In the absence of the good story told well by the good storyteller, we will fall prey to the bad story, even when told poorly by the bad one. Every time.

As the Biden-Harris administration begins its journey and a new era dawns for America and the world it inhabits, Jonathan Capehart describes this moment as "the beginning of the middle."

That's an insightful way to describe a time of hope around which swirls anxiety and uncertainty. The beginning of this chapter won't make our country more civil, informed or empathic overnight, but it does provide an opportunity to explore how we can better ourselves and our communities and improve the way we listen and respond to each other.

As a citizen, buoyed by the stable and thoughtful leadership taking the reins this week, I am hopeful.

As an arts advocate, it was exhilarating to see the inauguration and its surrounding festivities populated by the likes of Amanda Gorman, Lady Gaga, Jennifer Lopez, Cynthia Erivo, Common, Mumu Fresh, the Howard Gospel Choir, Renée Fleming, J'Nai Bridges, Lawrence Brownlee, Soloman Howard, Ryan McKinny, Eric Owens, and Bruce Springsteen, whose famous pre-election anti-Trump meditation began with the memorable phrase "there is no art in this White House" and who opened Wednesday night's "Celebrating America" multi-network TV special by singing "Land of Hope and Dreams" in front of the Lincoln Memorial.

I still feel unsettled, though.

As Pulitzer Prize-winning journalist and author Isabel Wilkerson tweeted this morning, "Just now starting to realize the emotional toll, the psychic weight we have carried, what it does to the spirit to hold your breath for this long."

I appreciate that sentiment, because to be honest, I still feel battered. We have been traumatized as a nation, not just on January 6 but for the more than four years prior to it. As any trauma survivor will tell you, recovering and processing takes time.

And when I consider where we go from here as arts advocates, I am daunted.

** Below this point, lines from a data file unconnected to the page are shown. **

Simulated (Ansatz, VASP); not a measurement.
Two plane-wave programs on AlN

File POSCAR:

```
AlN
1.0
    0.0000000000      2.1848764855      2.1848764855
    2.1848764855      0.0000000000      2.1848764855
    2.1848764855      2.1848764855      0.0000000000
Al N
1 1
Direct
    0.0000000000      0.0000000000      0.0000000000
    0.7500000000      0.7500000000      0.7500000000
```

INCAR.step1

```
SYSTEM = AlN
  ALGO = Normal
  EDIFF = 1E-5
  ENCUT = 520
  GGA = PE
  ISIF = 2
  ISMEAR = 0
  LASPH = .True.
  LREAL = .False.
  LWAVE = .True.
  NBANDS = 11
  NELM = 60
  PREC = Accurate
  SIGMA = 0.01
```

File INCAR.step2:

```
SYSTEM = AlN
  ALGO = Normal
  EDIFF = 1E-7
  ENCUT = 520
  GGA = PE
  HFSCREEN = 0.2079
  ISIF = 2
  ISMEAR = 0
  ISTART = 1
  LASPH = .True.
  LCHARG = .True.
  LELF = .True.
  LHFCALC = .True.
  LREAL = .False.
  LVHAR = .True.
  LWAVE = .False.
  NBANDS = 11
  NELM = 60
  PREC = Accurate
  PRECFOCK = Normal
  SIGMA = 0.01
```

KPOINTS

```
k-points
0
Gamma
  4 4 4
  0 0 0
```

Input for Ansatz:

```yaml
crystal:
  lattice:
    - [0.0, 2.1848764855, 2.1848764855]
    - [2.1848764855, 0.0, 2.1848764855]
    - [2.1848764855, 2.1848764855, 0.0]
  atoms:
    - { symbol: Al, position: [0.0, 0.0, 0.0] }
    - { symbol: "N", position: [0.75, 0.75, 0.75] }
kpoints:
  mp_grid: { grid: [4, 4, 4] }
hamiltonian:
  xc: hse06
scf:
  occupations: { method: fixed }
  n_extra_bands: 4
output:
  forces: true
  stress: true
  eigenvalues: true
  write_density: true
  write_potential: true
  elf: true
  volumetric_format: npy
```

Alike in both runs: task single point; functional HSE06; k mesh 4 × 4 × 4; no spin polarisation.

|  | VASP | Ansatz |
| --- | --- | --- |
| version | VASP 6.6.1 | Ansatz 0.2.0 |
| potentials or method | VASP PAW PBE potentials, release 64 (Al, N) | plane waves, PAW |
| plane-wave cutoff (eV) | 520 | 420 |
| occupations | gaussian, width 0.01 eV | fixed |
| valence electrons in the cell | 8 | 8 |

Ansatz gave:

I believe in our new government's capacity to address the chaos the previous administration left behind, but there is so much cleaning up to do and I fear that in the face of other enormous challenges, our arts advocacy interests could be rendered frivolous, our collective efforts fruitless.

And so it feels strange to simply get back to the business of sending you updates on arts news and legislative concerns without first reckoning with these murky feelings and addressing this uncertain reality.

Inspired by President Biden and Vice-President Harris' capacity for peaceful confrontation of our challenges, and by the inaugural artists' powerfully conveyed reflections on what makes us a better nation, today I'll share with you my thoughts on moving forward together with unity and intention. Think of this as a Ted Talk, delivered from my inner optimistic arts advocate to my inner exhausted one.

Perhaps it will speak to you, too. And perhaps then we'll all exhale together, then take a breath of fresh and invigorating air and hunker down to do the work that so desperately needs to be done.

Why does it feel like this?

The third episode of The West Wing’s brilliant second season takes place in the weeks leading up to the midterm elections and following an assassination attempt on President Bartlett’s body man, Charlie Young, who was targeted by white supremacists for dating the President’s daughter while black.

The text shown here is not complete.